Attorney-at-Law

A BLAST FROM THE WATER CANNON

In Uncategorized on 03/07/2024 at 16:21

I had to find a substitute for the worn-out shot-across-the-bows cliché, so I took my simile from the PRC-Philippines Second Thomas Shoal standoff. But the story is the same: Tax Court’s adoption of the one-explicit-warning before handing out a Section 6673 frivolity chop.

Today’s contestant is Charles Scott and Linder Scott, T. C. Memo. 2024-27, filed 3/7/24. They’ve tried the same arguments before (see T. C. Memo. 2024-27, at p. 3), but Judge Courtney D. (“CD”) Jones put paid to them in the Order cited in this opinion.

Now Judge Christian N. (“Speedy”) Weiler has Charles’ latest attempt to resuscitate his previous losers.

“In a prior proceeding we ruled against these same petitioners, considered these same arguments, and ultimately determined that these disability payments to Mr. Scott are taxable, since we found no evidence to suggest that the payments at issue were attributable to an injury or sickness sustained through Mr. Scott’s active service in the armed forces, the Coast and Geodetic Survey, or the Public Health Service. See Scott v. Commissioner, No. 3330-18 (T.C. Oct. 22, 2021) (No. 52).

“Again, considering the evidence before us, we hold petitioners’ argument to be without merit, and we will sustain the adjustment to income as determined in the notice of deficiency.” T. C. Memo. 2024-27, at p.3.

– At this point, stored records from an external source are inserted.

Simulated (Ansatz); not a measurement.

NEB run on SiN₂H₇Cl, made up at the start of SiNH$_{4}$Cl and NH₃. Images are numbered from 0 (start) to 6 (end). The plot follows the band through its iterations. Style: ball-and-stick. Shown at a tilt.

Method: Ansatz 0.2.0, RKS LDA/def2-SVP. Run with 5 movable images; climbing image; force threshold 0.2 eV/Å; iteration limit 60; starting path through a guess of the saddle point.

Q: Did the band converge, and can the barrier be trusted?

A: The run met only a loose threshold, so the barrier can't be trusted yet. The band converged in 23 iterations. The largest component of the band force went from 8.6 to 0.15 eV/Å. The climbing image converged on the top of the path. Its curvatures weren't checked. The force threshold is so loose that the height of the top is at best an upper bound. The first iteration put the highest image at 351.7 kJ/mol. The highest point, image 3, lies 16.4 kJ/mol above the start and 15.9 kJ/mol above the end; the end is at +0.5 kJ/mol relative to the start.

I didn’t blog Charles’ 2021 case, as there was a more interesting Child Tax Credit case that day.

But Judge Speedy Weiler opens the valve on the water cannon.

“We take this opportunity to warn petitioners that the continued assertion of these same arguments, having now been considered twice by this Court, may result in a penalty of up to $25,000 under section 6673(a).” T. C. Memo. 2024-27, at p. 3.